In February, Bailey was part of a group of senators who proposed a funding package to support police, give them funds, "keep violent offenders off of the street, help stop the flow of illegal guns to criminals, take serious action against carjacking, provide mental health treatment to detainees, and repeal the dangerous bail provisions of the anti-police 'SAFE-T Act,'" a My Radio Link release said.

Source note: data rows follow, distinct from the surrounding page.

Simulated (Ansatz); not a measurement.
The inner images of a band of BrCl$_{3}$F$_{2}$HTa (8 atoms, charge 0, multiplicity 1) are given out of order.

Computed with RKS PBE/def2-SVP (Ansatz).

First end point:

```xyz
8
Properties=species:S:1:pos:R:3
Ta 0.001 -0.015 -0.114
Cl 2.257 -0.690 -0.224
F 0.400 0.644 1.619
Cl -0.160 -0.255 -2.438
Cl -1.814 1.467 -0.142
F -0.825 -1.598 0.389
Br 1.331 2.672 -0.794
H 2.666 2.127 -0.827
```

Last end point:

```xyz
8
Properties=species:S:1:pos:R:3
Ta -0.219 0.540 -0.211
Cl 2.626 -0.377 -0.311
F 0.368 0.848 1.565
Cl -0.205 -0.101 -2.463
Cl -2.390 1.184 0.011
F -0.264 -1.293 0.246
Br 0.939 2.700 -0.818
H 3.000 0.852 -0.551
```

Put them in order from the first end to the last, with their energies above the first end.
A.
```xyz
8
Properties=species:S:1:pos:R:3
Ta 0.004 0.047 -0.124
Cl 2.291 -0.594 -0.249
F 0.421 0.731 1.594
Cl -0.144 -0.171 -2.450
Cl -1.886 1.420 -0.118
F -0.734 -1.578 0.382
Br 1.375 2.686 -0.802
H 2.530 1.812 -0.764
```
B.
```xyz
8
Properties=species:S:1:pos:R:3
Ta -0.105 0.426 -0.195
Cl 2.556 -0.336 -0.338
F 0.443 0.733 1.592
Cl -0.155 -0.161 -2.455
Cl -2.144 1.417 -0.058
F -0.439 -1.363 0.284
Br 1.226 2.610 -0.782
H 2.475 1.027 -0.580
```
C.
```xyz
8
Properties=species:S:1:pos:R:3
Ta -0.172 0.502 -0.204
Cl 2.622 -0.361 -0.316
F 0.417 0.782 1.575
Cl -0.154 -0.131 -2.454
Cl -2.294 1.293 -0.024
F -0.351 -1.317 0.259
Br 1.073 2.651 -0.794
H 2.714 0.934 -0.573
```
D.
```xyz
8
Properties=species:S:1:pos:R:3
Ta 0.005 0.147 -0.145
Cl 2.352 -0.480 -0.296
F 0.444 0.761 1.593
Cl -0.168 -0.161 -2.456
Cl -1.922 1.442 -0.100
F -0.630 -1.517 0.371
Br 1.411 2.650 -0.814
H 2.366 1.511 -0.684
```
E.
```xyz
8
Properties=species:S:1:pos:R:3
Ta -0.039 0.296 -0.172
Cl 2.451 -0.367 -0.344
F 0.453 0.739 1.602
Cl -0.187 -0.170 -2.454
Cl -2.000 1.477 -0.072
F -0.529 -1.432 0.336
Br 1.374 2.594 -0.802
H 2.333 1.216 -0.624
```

"We shouldn’t be defunding police," Bailey said in the release. "We need more support to defend our police by providing officers and prosecutors the tools they need to get violent criminals off the streets and out of our communities. If this current administration has done anything, it has taken the ‘public’ out of public safety and out of taxpayer’s hands through an atrocious anti-police packaged called the ‘SAFE-T Act.’ Because of that, there is an average 20% vacancy rate in law enforcement positions across our state and Chicago is on track to lose 900 officers."

Following the recent Highland Park Parade shooting, Bailey drew criticism for raffling off an AR-15 rifle at a 2019 campaign event; NBC News reported. A 2019 video on the senator's campaign Facebook page showed him—a state representative at the time—in front of a drum about to pick a name as winner of the gun. 

"As promised, we have held a raffle for an AR-15, a Smith & Wesson, and I have possession of that," he said in the video. It is not the only time Bailey has raffled off guns as part of his campaigns.